Abstract:
Cleopatra VII was the last pharaoh of Egypt, and perhaps she has been the greatest female ruler in all history, but she has been best known because of her affairs with Julius Caesar and Mark Antony, her alleged beauty and sexual excesses. Since only a limited number of facts of her actual life can be ascertained, Cleopatra has become a myth, a feminine archetype, an iconic figure whose name is still remembered after two millennia. Romans’ distaste for powerful women and Octavius’s need to consolidate his rise to dictator gave rise to her legend while she was still alive. Over the centuries she has continued to be an object of mythmaking, to such an extent that the historical figure has been swamped with fiction. In particular, there seems to be one aspect of Cleopatra which, more than any other, has captured the imagination of writers, poets, playwrights and audiences around the world, and this is her sexuality.
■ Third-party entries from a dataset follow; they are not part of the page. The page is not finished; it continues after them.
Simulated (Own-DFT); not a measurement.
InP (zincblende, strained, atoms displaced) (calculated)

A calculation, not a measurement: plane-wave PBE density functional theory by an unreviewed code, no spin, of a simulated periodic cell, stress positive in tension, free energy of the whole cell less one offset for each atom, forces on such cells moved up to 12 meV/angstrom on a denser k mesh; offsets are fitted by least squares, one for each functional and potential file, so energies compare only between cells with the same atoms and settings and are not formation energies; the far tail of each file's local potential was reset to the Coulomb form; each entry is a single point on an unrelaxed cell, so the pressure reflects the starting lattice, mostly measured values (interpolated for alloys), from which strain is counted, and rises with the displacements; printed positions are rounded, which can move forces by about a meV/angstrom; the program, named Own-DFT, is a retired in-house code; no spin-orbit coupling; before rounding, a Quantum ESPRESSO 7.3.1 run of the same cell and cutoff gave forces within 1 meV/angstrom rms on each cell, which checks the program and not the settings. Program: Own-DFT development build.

The aim of this work is to offer an excursus on the multiple representations of Cleopatra in literature, by examining how her sexuality has been portrayed differently at different stages in history, but how it has always represented an essential component of her controversial characterisation from the imperial poetry produced under Octavius’s reign, to the Victorian age, passing through William Shakespeare, John Dryden, Alexander Pushkin and Théophile Gautier. Eventually, a subjective analysis of a contemporary reception of the Egyptian queen’s myth, "Portrait of a Nude Woman as Cleopatra" by Barbara Chase-Riboud, has been provided to highlight how postcolonial and feminist literary appropriations have recently attempted to reject and subvert the woman’s stereotypical portrayals.